Soon We Will be Able to Design Custom Sounds with Voice And Gesture

We may earn a commission from links on this page.

The first thing an architect or graphic designer will do at the start of a project is to produce some preliminary sketches — just to rough out their ideas on paper, perhaps augmented with computer-aided design software. But sound designers don’t have similar tools. A consortium of European researchers is seeking to change that by developing a suite of sketching tools for sound, based on voice and gestures.

“If you are an architect and want to sketch a house, you can simply draw it on a sketchpad,” the researchers wrote in a summary of their work. “But what do you do if you are a sound designer and want to rapidly sketch the sound of a new motorbike?” The usual tools — synthesizers, samplers, and sequences, for instance — are complicated and require considerable training to use. They’re just not as simple, quick, and intuitive as a sketch pad.

Sound is difficult to describe in words, which is why most of us resort to a combination of gesture and vocal mimicry when, say, trying to convey to someone else that a car goes vrooom. The human voice is like a built-in sound synthesizer.

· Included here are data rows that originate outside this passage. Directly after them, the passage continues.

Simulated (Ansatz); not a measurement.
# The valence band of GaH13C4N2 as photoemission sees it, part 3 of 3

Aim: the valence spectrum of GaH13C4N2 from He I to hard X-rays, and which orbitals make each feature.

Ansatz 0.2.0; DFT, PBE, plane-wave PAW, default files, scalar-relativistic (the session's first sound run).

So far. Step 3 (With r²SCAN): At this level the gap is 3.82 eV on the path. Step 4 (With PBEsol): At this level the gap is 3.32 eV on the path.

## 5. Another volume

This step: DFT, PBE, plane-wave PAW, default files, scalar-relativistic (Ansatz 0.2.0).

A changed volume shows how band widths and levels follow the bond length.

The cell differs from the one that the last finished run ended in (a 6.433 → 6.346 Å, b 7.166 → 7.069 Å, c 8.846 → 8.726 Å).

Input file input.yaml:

“People can recognize fairly well what a person imitates,” Guillaume Lemaitre, a researcher at Ircam in Paris, France, told Gizmodo via email. “So our dream tool would be a synthesizer that we could directly interact with, [using] our voice and gestures, just as what we do naturally when we talk to someone. Ideally, this synthesizer would understand the imitations the same way a person would do, and create sounds accordingly.”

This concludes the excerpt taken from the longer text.